Will 2024 be the year Dutch Bros (BROS -1.04%) stock finally takes off? The drive-thru coffee chain went public in 2021, jumped 108% within about a month, and promptly plunged. It's now nearly 60% off its highs.

There has been a mix of factors leading to the poor stock performance, and there are plenty of reasons to envision it becoming a star stock. Here's why things could turn around in 2024.

Not your average coffee shop

Starbucks has changed the way people consume their morning coffee, making it an all-day event and a reason to gather. The company is undergoing its own transformation right now, but it has paved the way for other chains to leverage the trend and create a differentiated coffee shop culture. That's the theory behind Dutch Bros.

Dutch Bros has a friendly, customer-oriented culture with a focus on quality service and speedy preparation. Its beverages aren't essentially different than those from other coffee shops, but they come with their own spin and interesting names like Double Torture and Annihilator. They also offer cold drinks.

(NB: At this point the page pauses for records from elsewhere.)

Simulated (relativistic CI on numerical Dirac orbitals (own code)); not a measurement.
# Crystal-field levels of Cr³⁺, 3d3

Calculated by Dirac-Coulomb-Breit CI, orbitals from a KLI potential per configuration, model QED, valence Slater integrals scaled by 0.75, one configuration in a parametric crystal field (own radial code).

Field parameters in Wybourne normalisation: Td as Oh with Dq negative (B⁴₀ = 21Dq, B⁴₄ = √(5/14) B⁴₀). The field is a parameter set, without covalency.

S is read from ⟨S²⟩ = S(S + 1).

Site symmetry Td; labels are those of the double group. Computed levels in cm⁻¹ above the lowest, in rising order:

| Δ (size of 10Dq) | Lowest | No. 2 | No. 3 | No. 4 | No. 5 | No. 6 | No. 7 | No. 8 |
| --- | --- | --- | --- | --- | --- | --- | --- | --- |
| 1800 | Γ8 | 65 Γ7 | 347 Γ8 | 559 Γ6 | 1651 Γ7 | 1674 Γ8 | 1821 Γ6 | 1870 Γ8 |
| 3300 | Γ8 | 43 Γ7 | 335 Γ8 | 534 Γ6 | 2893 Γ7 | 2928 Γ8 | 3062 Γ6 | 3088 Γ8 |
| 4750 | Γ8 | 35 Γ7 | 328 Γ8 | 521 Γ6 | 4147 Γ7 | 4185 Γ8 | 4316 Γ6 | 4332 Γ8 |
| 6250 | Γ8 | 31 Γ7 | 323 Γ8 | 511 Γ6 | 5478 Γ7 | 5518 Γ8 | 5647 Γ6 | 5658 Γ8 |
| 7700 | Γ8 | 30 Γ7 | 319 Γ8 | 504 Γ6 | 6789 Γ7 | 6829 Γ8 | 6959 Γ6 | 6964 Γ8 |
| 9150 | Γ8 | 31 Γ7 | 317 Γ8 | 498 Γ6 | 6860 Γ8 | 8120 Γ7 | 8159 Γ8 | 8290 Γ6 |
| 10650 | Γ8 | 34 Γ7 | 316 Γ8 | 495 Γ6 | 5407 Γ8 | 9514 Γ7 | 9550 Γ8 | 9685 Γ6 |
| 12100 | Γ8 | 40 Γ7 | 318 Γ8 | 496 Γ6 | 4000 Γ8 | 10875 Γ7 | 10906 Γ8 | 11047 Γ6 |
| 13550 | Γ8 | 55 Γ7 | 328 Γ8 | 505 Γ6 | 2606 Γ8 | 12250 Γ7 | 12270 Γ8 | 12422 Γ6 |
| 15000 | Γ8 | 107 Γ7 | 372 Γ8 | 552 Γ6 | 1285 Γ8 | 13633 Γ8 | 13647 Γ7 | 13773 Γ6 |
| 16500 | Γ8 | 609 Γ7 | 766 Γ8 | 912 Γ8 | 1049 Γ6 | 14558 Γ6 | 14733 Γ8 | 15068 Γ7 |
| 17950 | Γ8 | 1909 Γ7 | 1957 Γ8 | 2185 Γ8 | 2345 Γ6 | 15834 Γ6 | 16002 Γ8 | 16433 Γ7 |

The company has made a name for itself in the markets it serves, which as of the end of the third quarter include 16 states in the Western and Southern United States. It operates 794 stores, most of which are company-owned, but about a third of which are franchised, and it sees the opportunity for 4,000 stores over the next eight years or so.

That itself will be a robust revenue driver. Dutch Bros has reported solid double-digit sales growth since it went public, and most of that is coming from new stores. It opened 39 locations in the third quarter, with plans for 150 total for the year.

In that way, it looks like a no-brainer stock to buy right now. In eight years, when it could own several thousand stores, revenue will be exponentially higher than it is today, and that will lead to stock growth.

So why has Dutch Bros stock plunged so far off its highs?

It's still becoming a viable company

Everyone knows the statistics about how many small businesses fail. According to the Bureau of Labor Statistics, 20% of small businesses fail in their first year, and only 33% remain by their 10th year. Even fabulous business ideas won't make it if they're not shepherded to the finish line with competent management and efficient operations.

Dutch Bros has a lot going for it, but it's facing strong headwinds due to inflation. It's a young start-up with a bright future, but it's untested in this challenging economy. Starbucks has a long history of experience and the resources and sheer size to withstand these times, but Dutch Bros is still trying to make a go of it. That leads to high pressure -- and, for confident investors, incredible opportunity.

One place Dutch Bros is having trouble is in growing its comparable-store sales (comps). This is an important metric for retailers and restaurants because it demonstrates how happy customers are and if they're returning. That speaks to the long-term viability of the business.

It also leads to expanding margins since many of the expenses of running a restaurant are fixed, and each sale, or higher sale, leads to more-efficient use of fixed costs and higher profits.

Dutch Bros comps growth.

Image source: Dutch Bros.

Dutch Bros recently announced that its founder and leader is handing over the reins to an experienced food executive. That creates some uncertainty as it transitions, but it ultimately looks like the right move to bring the company to the next level.

As inflation eases, customers might be able to spend more money on little luxuries like a custom-made beverage, and that should result in accelerating comps growth in 2024.

Risk vs. reward

At the current price, Dutch Bros stock trades at a price-to-sales ratio of just under 2. That's a reasonable valuation for a company with its growth rate. As it continues to post high growth and positive net income, it looks more likely to rebound and become a stable, expanding business.

However, it's not without risk. Dutch Bros could be a standout stock in 2024, but risk-averse investors should wait for more sustained profitability and comps growth.